U.S. Soldier Killed in Afghanistan Amid New Wave of Taliban Violence

A team of American and Afghan special forces remain pinned down near the town of Marja in the embattled Helmand province hours after a fierce gunfight with the Taliban on Tuesday killed one U.S. soldier and wounded two others.

The troops were forced to shelter at the site for the night after a pair U.S. rescue helicopters failed to pull them out. One struck a wall on landing, and the other was waved off due to heavy fire, leaving the dead and the injured on the ground while the survivors to continued to fight it out through the night. A U.S. defense official said that there was heavy American U.S. air support protecting the troops still on the ground, and that another attempt to fly them out will come in the coming hours when day breaks in Afghanistan.

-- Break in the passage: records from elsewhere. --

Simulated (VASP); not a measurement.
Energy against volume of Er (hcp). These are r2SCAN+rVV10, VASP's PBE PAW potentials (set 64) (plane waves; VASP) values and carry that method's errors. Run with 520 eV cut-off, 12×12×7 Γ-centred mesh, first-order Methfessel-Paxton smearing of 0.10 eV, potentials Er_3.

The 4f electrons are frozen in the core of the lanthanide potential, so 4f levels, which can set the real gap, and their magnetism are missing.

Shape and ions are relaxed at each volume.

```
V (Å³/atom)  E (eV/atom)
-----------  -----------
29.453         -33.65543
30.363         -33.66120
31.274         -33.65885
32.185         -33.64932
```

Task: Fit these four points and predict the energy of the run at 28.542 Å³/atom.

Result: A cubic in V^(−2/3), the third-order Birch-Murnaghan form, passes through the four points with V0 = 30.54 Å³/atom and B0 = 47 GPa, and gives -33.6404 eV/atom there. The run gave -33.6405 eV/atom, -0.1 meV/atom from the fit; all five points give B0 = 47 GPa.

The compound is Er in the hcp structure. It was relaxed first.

The casualties come after American commandos were rushed to Helmand in recent weeks to try and stem a relentless Taliban assault on many of the province’s main population centers.

The first U.S. casualties of 2016 come just two weeks after six American servicemembers were killed near the sprawling Bagram airfield when a suicide bomber detonated near their vehicle. Overall, 22 Americans have been killed in Afghanistan since the end of combat operations.

Since U.S. and NATO troops ended their combat mission in the country in January 2015, the Taliban have fought hard to regain control over many of their former strongholds, attacking Afghanistan’s security personnel on multiple fronts. As a result of the months-long offensive, Kabul has steadily lost ground, particularly in key districts in Helmand that American and British troops paid a heavy price to take just a few years ago.

Many of the Taliban’s most significant gains have come in the country’s south and east. In Helmand, the insurgents have taken the districts of Musa Qala and Nawzad and are threatening Sangin — the scene of months of bloody fighting by American and British forces. Taliban fighters are also on the doorstep of the provincial capital of Lashkar Gah.

In an effort to stem these losses, U.S. commanders sent special operations teams into Helmand, but the extent of their operations there are unknown. The U.K. also deployed a small team of advisers to the province.

The death of the American commando comes on the heels of an October incident in Iraq where a U.S. Delta Force soldier, Master Sgt. Joshua L. Wheeler, 39, was killed in action, the first U.S. combat death in Iraq since 2011. Since then, President Barack Obama has said he would dispatch up to 200 more American commandos to Iraq to begin hitting Islamic State targets across Iraq and Syria.